Mind your (body) language: how your posture can give you a real “presence” at work
Updated: Dec 22, 2019
If you’re a freelancer or you run a small business, you need to show your customers you’re professional, assertive and self-assured. But even for the most competent of business owners, demonstrating it to others can be a terrifying prospect. So next time you're preparing for a presentation or an interview, have a think about some of the non-verbal techniques you can adopt.
Power-posing, for instance, is a term which was first coined by social psychologist and body language expert, Amy Cuddy. Cuddy is best known for delivering the second most-watched TED talk in history: How body language shapes who you are. It’s a fascinating 21-minute video on self-improvement techniques and is definitely worth a watch if you have time.
So what’s it all about? Many of us subconsciously judge others by their body language, but here, Cuddy provides great insight into you – and your body language – by making you consider habits that you were probably never aware of before.
Cuddy begins her session by suggesting that by changing your posture for just two minutes – perhaps before entering a stressful situation such as a new client pitch – you can dramatically change the way you feel both emotionally and physically, and gain the confidence and competence you need to achieve the desired outcome.
In essence, by adopting a high-power position versus a low-power position, it actually makes you feel physically and emotionally different. Here, Cuddy makes you sit up and pay attention to the way you carry your body subconsciously. For instance, what are you doing right now? Are you hunching your back, or perhaps wrapping your ankles around each other?
It's fascinating is how the subtlest of non-verbal communications – such as a handshake or lack of a handshake – can speak volumes about the relationship between one person and another when they interact. In the same way, subtle body language can be surprisingly influential over hugely important things, such as hiring someone for a job, or perhaps asking someone out on a date.
What is also surprising – shocking even – is that judgements are made over how “nice” a person seems (through their body language and outward appearance) over and above their actual competence. For example, a doctor may not be prosecuted for a wrongdoing if they were perceived to be a friendly person.
Even in the digital world, non-verbal communications, such as emoticons in social posts, can transform a brand’s messaging completely. As we advise our clients, using the right emoji in their Facebook or LinkedIn posts – be it a smile, frown or other some expression – will help to create the right buzz around their business.
It’s all about you
The key to changing how other people judge you and your company by your non-verbal communications is to become aware of them yourself. When you walk into a room with people you don't know, consider whether you are adopting expressions of power, pride or dominance (such as opening your body out with your chin up and reaching your arms up in a Usain-Bolt-style "V" shape) or conversely; weakness, shame or submission (curling your body up in defence and lowering your chin).

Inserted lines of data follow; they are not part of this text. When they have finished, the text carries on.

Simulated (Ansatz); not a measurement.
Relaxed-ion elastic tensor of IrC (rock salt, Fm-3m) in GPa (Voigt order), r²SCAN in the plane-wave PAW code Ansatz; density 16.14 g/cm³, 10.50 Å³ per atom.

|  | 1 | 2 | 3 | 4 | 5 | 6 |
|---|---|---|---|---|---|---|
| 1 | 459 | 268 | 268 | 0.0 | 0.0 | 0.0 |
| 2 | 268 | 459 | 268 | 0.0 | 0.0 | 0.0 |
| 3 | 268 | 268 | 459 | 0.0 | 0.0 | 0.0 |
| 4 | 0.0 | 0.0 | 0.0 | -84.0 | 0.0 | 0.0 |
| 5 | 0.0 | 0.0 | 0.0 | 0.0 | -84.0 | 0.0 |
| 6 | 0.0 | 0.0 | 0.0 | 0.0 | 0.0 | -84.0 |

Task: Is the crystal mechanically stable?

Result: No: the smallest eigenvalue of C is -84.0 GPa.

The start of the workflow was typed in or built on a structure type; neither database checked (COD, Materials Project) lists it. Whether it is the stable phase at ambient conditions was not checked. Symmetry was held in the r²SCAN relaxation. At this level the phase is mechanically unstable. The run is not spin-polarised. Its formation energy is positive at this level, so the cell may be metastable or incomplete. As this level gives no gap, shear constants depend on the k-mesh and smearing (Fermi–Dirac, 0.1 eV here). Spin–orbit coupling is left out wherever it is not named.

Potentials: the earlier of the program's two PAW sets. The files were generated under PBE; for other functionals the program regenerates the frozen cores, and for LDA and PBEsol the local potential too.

When we come up against someone who is adopting a particular stance, we don’t tend to mirror their actions - instead we do the opposite. So if someone walks into the room and starts to dominate the space around us, we’ll likely react by cowering our bodies ever so slightly. This is often relative to gender, so it’s worth considering the positions you adopt in relation to others around you of the same, or opposite sex.
Can you fake it?
Another interesting fact is that when you’re forced to hold a pen in your mouth, for example, it makes you smile and therefore actually makes you feel happy without you consciously thinking about it. You’ll need to watch the full video to discover how you can adapt your body language for various situations – be it business or social. But the key is, next time you find yourself in an unusual situation with people who you are familiar with or comfortable with, make a conscious note of what they’re doing, and what you’re doing.
And while it might not be appropriate to strike the “V” in the middle of that all-important business pitch, there's no reason you can't spend you spend two minutes adopting a power pose in the restroom before you enter. You’ll be amazed how much it will help, and it could even change the whole outcome of the meeting! Have we mentioned this is fascinating stuff?!
Cuddy concludes her session with some poignant words: “Don’t just fake it until you make it; but fake it until you become it”, meaning if you believe in yourself and your body language enough, you’ll actually become a much more confident person naturally, and without needing to fake it.
If you’re hooked by the video, and looking for more self-improvement tips, why not delve into Cuddy’s bestselling book, Presence? It’s one of our favourites, too!